All results are presented in Table 4. Risk aversion-related questions play a dominating role for recommended equity portfolio weights across all Robo-advisors. For 12 advisors we find that the top input is related to risk aversion. The sign is negative across all advisors, i.e. higher risk aversion leads to lower weights in risky assets. Bach et al. (2020) show that risk-taking (revealed risk aversion) is a major driver of cross-sectional differences in household wealth. The top 1% of wealthiest households take more systematic risks, invest in more volatile portfolios and earn much higher long-term average returns. Investors need to carefully assess their willingness to take risks. We also find that recommended portfolios show higher equity allocations for longer time horizon investors while wealth hardly plays a role in portfolio recommendations. Only three Robo-advisors display statistically significant coefficients for wealth and in each of these cases the marginal R-square of the wealth variable turns out to be small. This makes it unlikely that Robo-advisors use utility functions with decreasing relative risk aversion. Instead, the evidence is more consistent with negatively sloping term structures of risk due to mean reversion in equity returns.

For 3 of our 16 Robo-advisors, we find that investor experience is used as the most important input variable. This is surprising given the weak theoretical underpinning of this variable. We attribute this observation to anticipated regulatory concerns, i.e. mitigation of business risks. MiFID II, article 25(2) requires investment firms to ask investors for their “knowledge and experience in the investment field relevant to the specific product or service”. This question is of interest as it finds no resemblance to the theory of portfolio choice. ESMA’s request is instead based on an implied conjecture: less experience should result in less risk-taking. Their guideline on certain aspects of the MiFID II suitability requirements (50) explicitly states “Firms should be alert to any relevant contradictions between different pieces of information collected, and contact the client to resolve any material potential inconsistencies or inaccuracies. Examples of such contradictions are clients who have little knowledge or experience and an aggressive attitude to risk, or who have a prudent risk profile and ambitious investment objectives.Footnote 9

Investment goals have a minor impact for all but one advisor, where investment goals explain 77% of the variation in recommended portfolio weights. We also find 3 advisors with an extremely simple model that is fully captured by changes in risk aversion only. All other variables are stored and used for non-investment purposes.

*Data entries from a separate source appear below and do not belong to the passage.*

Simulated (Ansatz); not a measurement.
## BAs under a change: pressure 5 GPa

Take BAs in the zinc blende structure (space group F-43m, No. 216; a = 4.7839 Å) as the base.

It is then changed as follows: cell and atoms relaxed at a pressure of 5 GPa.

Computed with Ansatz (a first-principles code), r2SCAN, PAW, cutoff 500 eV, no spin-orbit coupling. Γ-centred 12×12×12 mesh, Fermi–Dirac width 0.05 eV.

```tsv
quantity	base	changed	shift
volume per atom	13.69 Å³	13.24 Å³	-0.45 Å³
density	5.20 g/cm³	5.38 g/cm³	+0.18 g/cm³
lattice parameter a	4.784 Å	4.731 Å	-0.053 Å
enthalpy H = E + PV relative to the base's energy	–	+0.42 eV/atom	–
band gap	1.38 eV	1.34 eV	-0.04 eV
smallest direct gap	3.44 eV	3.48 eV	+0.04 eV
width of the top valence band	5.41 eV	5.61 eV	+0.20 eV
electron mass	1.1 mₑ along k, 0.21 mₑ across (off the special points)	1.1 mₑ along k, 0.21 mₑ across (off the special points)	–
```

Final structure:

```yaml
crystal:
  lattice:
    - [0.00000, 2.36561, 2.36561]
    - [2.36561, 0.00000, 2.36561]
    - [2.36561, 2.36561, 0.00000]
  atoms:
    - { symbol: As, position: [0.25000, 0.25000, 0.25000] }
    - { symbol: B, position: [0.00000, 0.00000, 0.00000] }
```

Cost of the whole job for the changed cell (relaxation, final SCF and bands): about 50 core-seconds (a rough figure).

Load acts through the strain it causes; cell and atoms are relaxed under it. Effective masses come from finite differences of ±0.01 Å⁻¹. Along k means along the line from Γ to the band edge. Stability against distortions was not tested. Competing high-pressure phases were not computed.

Table 4 Top 3 questionnaire categories For each Robo-advisor we run an OLS-regression with ordered and unordered factors (user input choices). Input variables are one by one randomized such that we can compute an importance score as the difference between the \(R^{2}\) of the original data and the randomized data. The larger the difference, the more important the variable. We show the top 3 variables (by category), their cumulative R-squared as well as the R-squared of a model using all variables

Most regressions do not fully explain the dispersion in recommended equity weights. This is a clear indication of possible nonlinearities, i.e either nonlinear interactions across explanatory variables or threshold effects in individual variables. The latter is somewhat caught by the employed polynomial contrast used in our regression framework. Our average \({\bar{R}}^{2}\) is still around 82% and in virtually all regressions we do not find evidence that using more than three variables would significantly increase the model’s explanatory power. In other words, not all required by questionnaires has an impact on the final recommendation.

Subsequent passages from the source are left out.